Elliot Lee <sopwith(a)redhat.com> writes:
The stuff that could improve is eliminating "non-numeric version
in
release". For the sake of keeping things sane and simple, the Version:
should normally match the upstream version. If there are versions such
as 0.1beta that compare as "greater than" 0.1, then epoch should be
used.
I do not think so; non-zero epochs should be avoided. Instead of, we
should fix the non-numeric version numbers once and forever by changing
rpmvercmp() (this is inspired by something which I read on the upm
maillist but I do not have a link to it):
Introduce a smaller-than-everything delimiter like '~' so that e.g. the
following relations will hold:
1.0~a < 1.0 < 1.0a
Advantages are, that it has a clear semantic, it will not break the
traditional rpmvercmp() and does not require addition rpm headers.

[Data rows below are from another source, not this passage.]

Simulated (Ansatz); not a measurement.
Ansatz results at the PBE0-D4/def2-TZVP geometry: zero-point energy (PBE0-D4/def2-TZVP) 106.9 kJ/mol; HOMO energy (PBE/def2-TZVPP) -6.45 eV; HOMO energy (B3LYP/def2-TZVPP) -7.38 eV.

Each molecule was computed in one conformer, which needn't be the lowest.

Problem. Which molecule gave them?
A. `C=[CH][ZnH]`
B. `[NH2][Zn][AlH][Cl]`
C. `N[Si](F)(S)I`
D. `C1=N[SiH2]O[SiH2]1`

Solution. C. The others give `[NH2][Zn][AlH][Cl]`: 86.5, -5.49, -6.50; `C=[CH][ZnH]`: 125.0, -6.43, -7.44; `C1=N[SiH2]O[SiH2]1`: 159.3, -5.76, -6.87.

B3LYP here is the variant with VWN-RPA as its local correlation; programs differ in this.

Disadvantages are some uglyness in the naming, that you can not use
'~' as a reqular character anymore (I am not aware of any package
having this) and that it causes problems with previous rpm versions
not knowing this.
That's one of the situations that epoch was created for.
Epochs were acceptably with the previous behavior (missing epoch in
comparision means the epoch of the other side). The current behavior
(no epoch means epoch 0) makes it impossible to depend on any upstream
version. Therefore, non-zero epochs should be avoided.